From Kant to Husserl

Selected Essays

About this book

In From Kant to Husserl, Charles Parsons examines a wide range of historical opinion on philosophical questions, from mathematics to phenomenology. Amplifying his early ideas on Kant's philosophy of arithmetic, Parsons uses Kant's lectures on metaphysics to explore how his arithmetical concepts relate to the categories. He then turns to early reactions by two immediate successors of Kant, Johann Schultz and Bernard Bolzano, to shed light on disputed questions regarding interpretation of Kant's philosophy of mathematics. Interested, as well, in what Kant meant by "pure natural science," Parsons considers the relationship between the first Critique and the Metaphysical Foundations of Natural Science. His commentary on Kant's Transcendental Aesthetic departs from mathematics to engage the vexed question of what it tells about the meaning of Kant's transcendental idealism.

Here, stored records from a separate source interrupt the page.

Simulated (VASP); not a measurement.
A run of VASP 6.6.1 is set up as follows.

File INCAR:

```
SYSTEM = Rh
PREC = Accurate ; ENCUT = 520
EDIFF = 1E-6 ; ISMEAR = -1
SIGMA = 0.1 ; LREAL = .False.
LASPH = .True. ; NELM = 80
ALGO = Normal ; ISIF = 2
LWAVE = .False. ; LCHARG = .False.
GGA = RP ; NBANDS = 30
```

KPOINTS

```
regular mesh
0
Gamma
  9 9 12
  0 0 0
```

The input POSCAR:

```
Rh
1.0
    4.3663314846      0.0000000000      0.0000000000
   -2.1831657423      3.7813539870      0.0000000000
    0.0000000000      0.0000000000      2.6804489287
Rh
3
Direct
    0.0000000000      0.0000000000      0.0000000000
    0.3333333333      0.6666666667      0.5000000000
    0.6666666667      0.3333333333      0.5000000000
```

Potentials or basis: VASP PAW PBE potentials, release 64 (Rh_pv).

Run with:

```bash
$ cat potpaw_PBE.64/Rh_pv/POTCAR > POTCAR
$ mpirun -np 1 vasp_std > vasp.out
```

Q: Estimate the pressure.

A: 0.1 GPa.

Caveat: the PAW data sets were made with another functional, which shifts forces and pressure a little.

Proceeding on to phenomenology, Parsons examines Frege's evolving idea of extensions, his attitude toward set theory, and his correspondence, particularly exchanges with Russell and Husserl. An essay on Brentano brings out, in the case of judgment, an alternative to the now standard Fregean view of negation, and, on truth, alternatives to the traditional correspondence view that are still discussed today. Ending with the question of why Husserl did not take the "linguistic turn," a final essay included here marks the only article-length discussion of Husserl Parsons has ever written, despite a long-standing engagement with this philosopher.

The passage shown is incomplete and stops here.